Devin: Is there something else they’ve offered you after this for a lot of money? Another project?
Devin: So when this is done you’re going back into retirement.
Dreyfuss: The moment the film is over I’m retired.
Devin: What do you do when you’re retired?
Dreyfuss: I have to get the nurse to help me with that one.
What do I do when I’m retired? I read. I buy books. I read.
Devin: What are you reading currently?
Dreyfuss: I’m reading a history of Genghis Khan and I’m reading a history of Russia. Not a very good one either.
Dreyfuss: They skip the history! The guy says, ‘And then the prince is in Kiev,’ and I go, ‘Well wait a minute, how did they get there?’ So I’m a little disappointed with that one. But the Genghis Khan is quite good.
Devin: So you’re a history buff?
Dreyfuss: No I usually like to read Jacqueline Suzanne and Danielle Steel, but I was out of them.
Devin: You’ve come to the end of those.
Dreyfuss: I’ve read forty eight hundred of them.
Back on Stage 20, filming is happening. We take seats around the monitors. For a minute I was going to sit in the chair with KURT RUSSELL emblazoned on it, but then I felt like it would be sacrilege. I plant my ass on Associate Producer Barbara Huber’s seat instead.
Previously I had seen Josh Lucas, the star of Poseidon. He was walking to the stairs leading up to that big stage on a gimbal, that stage of which no one will ever know the true dimensions. He shot me a look that said, “I’ve had one of the greatest death scenes in modern cinema. What have you done? How many white lines have you turned into?” Of course the answer was none, so I broke off eye contact and Lucas retained alpha dog status on set.
What’s interesting, though, is that what we watch being filmed on the monitor doesn’t have Josh Lucas in it. The scene involves ballast tanks filling with water, and we see the stage hopping up and down to simulate a ship that has been distressed by at least two songs from Fergie of the Black Eyed Peas, as well as a Rogue Wave. But what the camera is shooting is Emmy Rossum and Dreyfuss, while Kurt Russell and Josh Lucas speak thier lines off camera. What’s interesting here is that many actors wouldn’t stick around to act off camera. The script supervisor or the assistant director often just reads the lines that the actors on camera have to react to. Lucas and Russell are obviously class acts.
Dreyfuss: You know, Steve Jobs is going to be really disappointed. Let’s go! Let’s go! Yo! Ho!
Devin: Do you get seasick up on that stage as it bounces?
Dreyfuss: No. You see, I’m on a set. Inside a soundstage.

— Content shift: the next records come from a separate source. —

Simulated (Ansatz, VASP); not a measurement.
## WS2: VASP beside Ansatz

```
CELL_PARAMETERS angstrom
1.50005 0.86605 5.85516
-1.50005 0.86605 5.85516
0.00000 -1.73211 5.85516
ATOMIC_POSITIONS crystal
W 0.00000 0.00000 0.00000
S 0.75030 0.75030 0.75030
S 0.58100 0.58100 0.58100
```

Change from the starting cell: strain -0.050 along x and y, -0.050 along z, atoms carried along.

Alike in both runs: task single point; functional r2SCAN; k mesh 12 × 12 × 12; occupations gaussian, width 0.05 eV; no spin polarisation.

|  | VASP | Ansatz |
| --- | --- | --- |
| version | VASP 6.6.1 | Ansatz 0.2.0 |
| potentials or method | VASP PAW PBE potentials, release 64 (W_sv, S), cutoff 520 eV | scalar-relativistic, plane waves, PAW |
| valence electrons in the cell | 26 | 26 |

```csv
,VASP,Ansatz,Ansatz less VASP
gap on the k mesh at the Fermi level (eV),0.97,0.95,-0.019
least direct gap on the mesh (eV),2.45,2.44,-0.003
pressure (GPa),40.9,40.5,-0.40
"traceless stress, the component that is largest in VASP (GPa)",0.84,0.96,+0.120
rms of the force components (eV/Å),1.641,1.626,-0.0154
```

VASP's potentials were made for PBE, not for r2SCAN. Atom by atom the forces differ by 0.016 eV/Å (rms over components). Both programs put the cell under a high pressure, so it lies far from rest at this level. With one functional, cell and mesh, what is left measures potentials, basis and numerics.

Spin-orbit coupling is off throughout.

Devin: It’s been thirty years since Jaws.
Dreyfuss: It seems like yesterday.
Devin: Well, that was water picture and now you’re back on the water.
Dreyfuss: No. You see, I’m on a set. Inside a soundstage. The sharks can’t get in here.
When Richard Dreyfuss leaves the scene that is being shot and joins me for our interview, he doesn’t punch me right away. That comes at the end. He’s wearing the remnants of a tux, and a big diamond earring. He’s playing a middle aged, lonely gay man, he tells me. I need to stress that this is what he tells me. Richard Dreyfuss, you see, is being impish. In fact, I tell him that I will at some point in this article describe him as “the impish Richard Dreyfuss.”
I now have done just that.
Dreyfuss builds up to the punch. He gets an iced coffee, and after taking a sip he throws some of the ice at me. He immediately follows that up by splashing the coffee itself in my face.
Devin: That was pretty tasty.
Dreyfuss: It’s taken them sixty something days to get it right.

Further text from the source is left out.